|Those who carry around a cellphone might want to check the status of Senate Bill 1212, the Geolocational Privacy and Surveillance Act sponsored by Sen. Ron Wyden (D-OR). His bill and a similar one pending in the House, would require a warrant for requests for location records from telecommunications companies. The New York Times recently revealed that these companies had received approximately 1.2 million requests in 2011 alone from law enforcement agencies for such information. I guess that's how criminals have learned to toss the cellphone to put law enforcement off track...at least that's what I learned from Law and Order: Special Victims Unit, one show to which I'm occasional drawn.

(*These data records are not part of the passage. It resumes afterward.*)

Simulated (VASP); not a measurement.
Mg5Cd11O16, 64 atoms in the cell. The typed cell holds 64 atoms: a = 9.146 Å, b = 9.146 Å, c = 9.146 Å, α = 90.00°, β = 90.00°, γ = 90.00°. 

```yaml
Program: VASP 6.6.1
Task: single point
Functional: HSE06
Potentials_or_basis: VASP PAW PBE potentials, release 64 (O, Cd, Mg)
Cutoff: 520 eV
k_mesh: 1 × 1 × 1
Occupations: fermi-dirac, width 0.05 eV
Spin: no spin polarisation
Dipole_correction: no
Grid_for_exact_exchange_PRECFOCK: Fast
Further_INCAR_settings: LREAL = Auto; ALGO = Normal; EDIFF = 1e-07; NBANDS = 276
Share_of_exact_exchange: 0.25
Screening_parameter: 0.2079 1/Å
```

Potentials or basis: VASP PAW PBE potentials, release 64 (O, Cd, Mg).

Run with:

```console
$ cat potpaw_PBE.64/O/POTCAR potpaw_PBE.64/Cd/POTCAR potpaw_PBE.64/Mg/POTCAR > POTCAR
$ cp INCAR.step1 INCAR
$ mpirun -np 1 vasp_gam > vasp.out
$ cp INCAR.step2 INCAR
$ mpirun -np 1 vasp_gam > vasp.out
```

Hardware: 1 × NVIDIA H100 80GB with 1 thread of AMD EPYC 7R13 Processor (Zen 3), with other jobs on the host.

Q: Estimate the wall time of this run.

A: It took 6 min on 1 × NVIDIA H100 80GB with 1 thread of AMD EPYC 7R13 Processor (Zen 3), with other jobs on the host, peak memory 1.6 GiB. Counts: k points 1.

If I were being tracked recently, law enforcement would have discovered that I entered a cave recently in Arkansas. Blanchard Springs Caverns is located in Fifty-Six, Arkansas, a town that wanted to be called "Pleasant Hill" but couldn't because it already existed. Legend has it that it was named after its school district number, but I don't know for sure. If I didn't know better I'd say it's a new caliber of bullet. This here's gun-totin' country.
Fifty-Six also has a commendable restuarant named Cody's, commendable because Tyson had no influence over the fresh-killed chicken dinner I ordered, commendable also because the meal was not only delicious but less than $6. (Per capita income in this area doesn't reach $20K.)
A storm was brewing when I entered the lobby of the Blanchard Caverns manned by the U.S. Dept. of Agriculture/Forest Service/Southern Region. I was told that this agency was given precedence in maintaining the cave over the National Park Service because they were already in charge of the land above it. Other agencies that might be interested in cave management include the Bureau of Land Management, the EPA, the U.S. Fish and Wildlife Service, the USGS and the National Cave and Karst Research Institute. Are you thinking government is way fatter than the lady who took up a seat and a half next to you on your last plane trip?
With lightning and thunder crashing all around and the power somewhat intermittent, I and a group of visitors entered the elevator that took us to an air lock before entering the cave. A Forest Service guide had explained that no one should be in our party who had visited a cave in the last 10 years to avoid contamination of the bat population. White Nose Syndrome was the cause for closing many caves in the Ozarks, including in Missouri known as the Cave State (with about 6,000 caves). However, Blanchard Caverns remained open. And, yes, the power remained on during the elevator ride.
I chose a tour of the Dripstone Trail, about a half mile trek without steps through areas filled with a large variety of crystalline formations, sparkling flowstone, towering columns and delicate soda straws. (I was told the other tour took visitors to a newer part of the cave and consequently less exciting to a non-geologist such as myself. At one point during the tour our guide pointed up and said the material there was chert, something Joplinites think they have a monopoly of. He called the chert "Arkansas flint," but I suspect discovery of it isn't exciting unless found shaped as an arrowhead.
I took quite a few photos of the cave which I discovered brought to mind some of the paintings created by my friend Adele Thompson. The random colors, textures and shapes were quite exciting and took the imagination on a fanciful trip.
Moving on to Mountain View, Arkansas, I never did discover why it is called the "Folk Music Capital of the World." The weather was still rainy, not appropriate for sensitive musical instruments. And it became Monday, a day when the Ozark Folk Center only provided an open crafts store. Oh well, I'll save the destination for another day.....but eventually I will tell you about my stay at the Inn at Mountain View.